Journalist turned award-winning crime writer CHRIS HAMMER has racked up bestsellers since his superb debut Scrublands in 2018. While visiting the UK he chatted with Good Reading’s own foreign correspondent, CRAIG SISTERSON, at the famed Theakston Old Peculier Crime Writing Festival.
What was the inspiration behind your new crime novel The Tilt?
It’s a follow-up to Treasure & Dirt. My original intention was that the book would be a stand-alone, but the characters grew, and I had to bring them back. The Tilt is a story very much centred on the detective Nell Buchanan. She’s one of the ‘point-of-view’ characters in Treasure & Dirt, but here, there are murders in or near her old hometown, and as she digs into them, she begins to suspect members of her own family are complicit in the killings.

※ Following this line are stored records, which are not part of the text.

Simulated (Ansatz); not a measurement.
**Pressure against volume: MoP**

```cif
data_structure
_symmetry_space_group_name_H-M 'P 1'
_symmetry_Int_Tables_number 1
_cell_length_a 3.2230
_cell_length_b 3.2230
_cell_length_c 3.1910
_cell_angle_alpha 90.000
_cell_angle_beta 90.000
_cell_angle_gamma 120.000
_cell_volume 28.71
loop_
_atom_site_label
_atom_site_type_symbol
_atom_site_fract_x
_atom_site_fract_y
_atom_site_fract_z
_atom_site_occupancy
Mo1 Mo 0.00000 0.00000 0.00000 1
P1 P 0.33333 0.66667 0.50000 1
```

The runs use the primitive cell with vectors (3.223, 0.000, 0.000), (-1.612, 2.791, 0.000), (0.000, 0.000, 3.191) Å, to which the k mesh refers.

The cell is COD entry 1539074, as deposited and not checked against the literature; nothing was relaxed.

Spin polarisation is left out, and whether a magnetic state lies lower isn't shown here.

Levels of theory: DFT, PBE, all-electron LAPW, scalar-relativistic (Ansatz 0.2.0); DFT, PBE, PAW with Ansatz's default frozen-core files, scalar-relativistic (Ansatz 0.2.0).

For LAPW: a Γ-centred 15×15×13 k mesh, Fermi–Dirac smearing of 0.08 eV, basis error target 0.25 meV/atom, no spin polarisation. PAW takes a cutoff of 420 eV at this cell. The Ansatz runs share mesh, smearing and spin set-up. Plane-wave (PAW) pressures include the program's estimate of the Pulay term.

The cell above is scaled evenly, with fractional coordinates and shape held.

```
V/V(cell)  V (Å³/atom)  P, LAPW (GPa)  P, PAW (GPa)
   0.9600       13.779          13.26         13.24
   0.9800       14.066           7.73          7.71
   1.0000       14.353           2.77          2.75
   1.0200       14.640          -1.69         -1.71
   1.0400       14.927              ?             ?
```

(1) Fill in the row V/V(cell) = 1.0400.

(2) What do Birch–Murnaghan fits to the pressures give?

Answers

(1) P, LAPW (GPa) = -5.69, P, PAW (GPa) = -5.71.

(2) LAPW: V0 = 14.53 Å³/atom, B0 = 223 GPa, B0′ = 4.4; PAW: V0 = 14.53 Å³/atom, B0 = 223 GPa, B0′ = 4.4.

Can you tell us about the Cadell Tilt?
Yeah, so people may have heard of the Barmah Choke, which is a very shallow part of the Murray River, but it’s caused by the Cadell Tilt, which is this big uplift of land. And it kind of dams the Murray River, and splits it up, so the Murray splits into a delta, then joins up again. But because of the damming of the Murray, there’s this huge Red River Gum Forest, called the Barmah-Millewa Forest, and it’s a really beautiful place. In a drought – which I’ve seen it in – it’s very dry and kind of desolate, but in its natural state, it’s a forest nine months of the year and a wetlands three months of the year. And that’s what it’s been recently. I was down there, and you can go kayaking through the forest. It’s absolutely brilliant. So, in the book we’ve got different timelines: sometimes the forest is full of water, and sometimes the forest is kind of drought-stricken and dried out.
How important to you is place and the people in your novels?
Every book has to be located somewhere – but it’s far more important than that. What you’re really doing is building a world and inviting people in. There are books where it’s really obvious that’s happened, like Tolkien’s ‘The Lord of the Rings’, but even if you’re writing a book that’s set in a well-known city like Sydney, London, or New York, you can have it geographically accurate and still put a whole different atmosphere on it.
The New York of The Great Gatsby is different to the New York of The Bonfire of the Vanities, which is different to the New York of Breakfast at Tiffany’s or Sex and the City. It’s the same city, but you’re reimagining it.
I love reading books that are immersive, and a lot of that’s got to do with the books that create a different kind of world. That’s what you’re doing with setting in a good crime book. I’m a big fan say, of Ann Cleeves and her ‘Shetland’ books. The landscapes there shape the characters, shape the plot, and informs the motivation of both the good guys and the bad guys. When you’re writing, the setting actually feeds back into the words you’re choosing, almost subliminally. I think character and setting often trump plot: you don’t want to have a lousy plot, but if you get it all working together – setting, character, plot, pacing etc – what you get, is the whole being greater than the sum of the parts.